Image: Sam Holt, Suspension of Hope, 2017, oil and acrylic on Belgian linen, photo by Zan Wimberley
-
6
In her first solo exhibition at the Australian Centre for Photography, Justine Varga invites viewers to experience a large-scale installation that immerses them in photography’s unique means of production.
A deeply thoughtful artist who uses analogue techniques, sometimes with a camera and sometimes without one (oh, what, you didn’t know cameraless photography was a thing?), Varga is interested in complicating a viewers experience of both time and ‘looking’, inviting them to join her in interrogating the photographic process itself.
In Photogenic Drawing this process is put on display through a dense layering of test strips – incomplete pieces of a photo that the artist explains as ‘not quite photographs’. The result is a rare insight into the decisions made in a photographer’s studio and lab, where photographs are ‘tested, transformed, rejected, reprinted, found wanting and destroyed’.

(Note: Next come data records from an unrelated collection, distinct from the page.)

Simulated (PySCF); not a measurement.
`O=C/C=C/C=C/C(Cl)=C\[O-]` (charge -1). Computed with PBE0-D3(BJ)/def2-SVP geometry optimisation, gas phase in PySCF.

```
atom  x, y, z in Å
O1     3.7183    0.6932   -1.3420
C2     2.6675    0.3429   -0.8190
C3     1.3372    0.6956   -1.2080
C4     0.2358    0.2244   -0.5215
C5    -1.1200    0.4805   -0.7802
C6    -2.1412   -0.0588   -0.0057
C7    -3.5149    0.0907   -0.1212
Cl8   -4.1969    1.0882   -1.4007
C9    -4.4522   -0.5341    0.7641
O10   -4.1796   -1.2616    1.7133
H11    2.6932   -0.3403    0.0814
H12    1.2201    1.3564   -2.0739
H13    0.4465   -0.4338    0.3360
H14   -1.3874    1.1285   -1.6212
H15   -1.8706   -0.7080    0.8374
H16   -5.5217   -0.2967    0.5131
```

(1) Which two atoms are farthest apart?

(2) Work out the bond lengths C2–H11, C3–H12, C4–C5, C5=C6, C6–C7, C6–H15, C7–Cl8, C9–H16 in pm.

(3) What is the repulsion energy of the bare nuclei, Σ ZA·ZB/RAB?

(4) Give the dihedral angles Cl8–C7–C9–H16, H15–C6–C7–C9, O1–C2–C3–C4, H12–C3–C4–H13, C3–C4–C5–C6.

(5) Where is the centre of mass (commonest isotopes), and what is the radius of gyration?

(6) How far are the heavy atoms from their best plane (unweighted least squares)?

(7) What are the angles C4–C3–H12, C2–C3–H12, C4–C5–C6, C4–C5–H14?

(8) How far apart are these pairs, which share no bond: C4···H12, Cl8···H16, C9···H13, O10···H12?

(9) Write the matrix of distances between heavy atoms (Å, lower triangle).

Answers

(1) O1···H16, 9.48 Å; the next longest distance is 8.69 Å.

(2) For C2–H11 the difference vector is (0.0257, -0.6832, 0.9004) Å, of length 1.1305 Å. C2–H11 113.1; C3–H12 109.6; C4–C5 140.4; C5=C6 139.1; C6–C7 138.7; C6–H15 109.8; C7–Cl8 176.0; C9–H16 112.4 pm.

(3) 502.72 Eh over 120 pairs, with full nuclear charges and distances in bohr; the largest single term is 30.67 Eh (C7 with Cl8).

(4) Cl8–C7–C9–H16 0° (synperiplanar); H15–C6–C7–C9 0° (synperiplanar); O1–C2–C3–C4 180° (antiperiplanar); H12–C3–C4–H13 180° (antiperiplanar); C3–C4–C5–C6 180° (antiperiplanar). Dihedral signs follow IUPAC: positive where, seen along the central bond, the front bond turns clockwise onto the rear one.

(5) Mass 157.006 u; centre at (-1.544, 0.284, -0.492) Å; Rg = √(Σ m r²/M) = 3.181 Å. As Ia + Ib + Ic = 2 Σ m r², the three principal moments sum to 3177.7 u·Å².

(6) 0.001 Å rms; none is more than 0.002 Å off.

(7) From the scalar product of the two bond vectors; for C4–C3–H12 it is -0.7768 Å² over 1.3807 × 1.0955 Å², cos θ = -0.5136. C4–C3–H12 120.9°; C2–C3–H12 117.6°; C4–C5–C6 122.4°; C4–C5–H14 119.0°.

Intrigued? Head along to the ACP between September 8 and October 21 for an insight into the parts of a photographer’s work that aren’t usually given public exposure.
Image: Installation view (cropped), Memoire, Hugo Michell Gallery, Adelaide, September 2016. Photo: Steph Fuller. Courtesy of the artist and Hugo Michell Gallery.
-
5
Artist Luke Cirsky used to dream vividly, and then stopped. Why, he wondered? Too much sugar? Sleeping too deeply? An over-developed prefrontal cortex? He didn’t get an answer, so he did the next best thing: he made a show about it.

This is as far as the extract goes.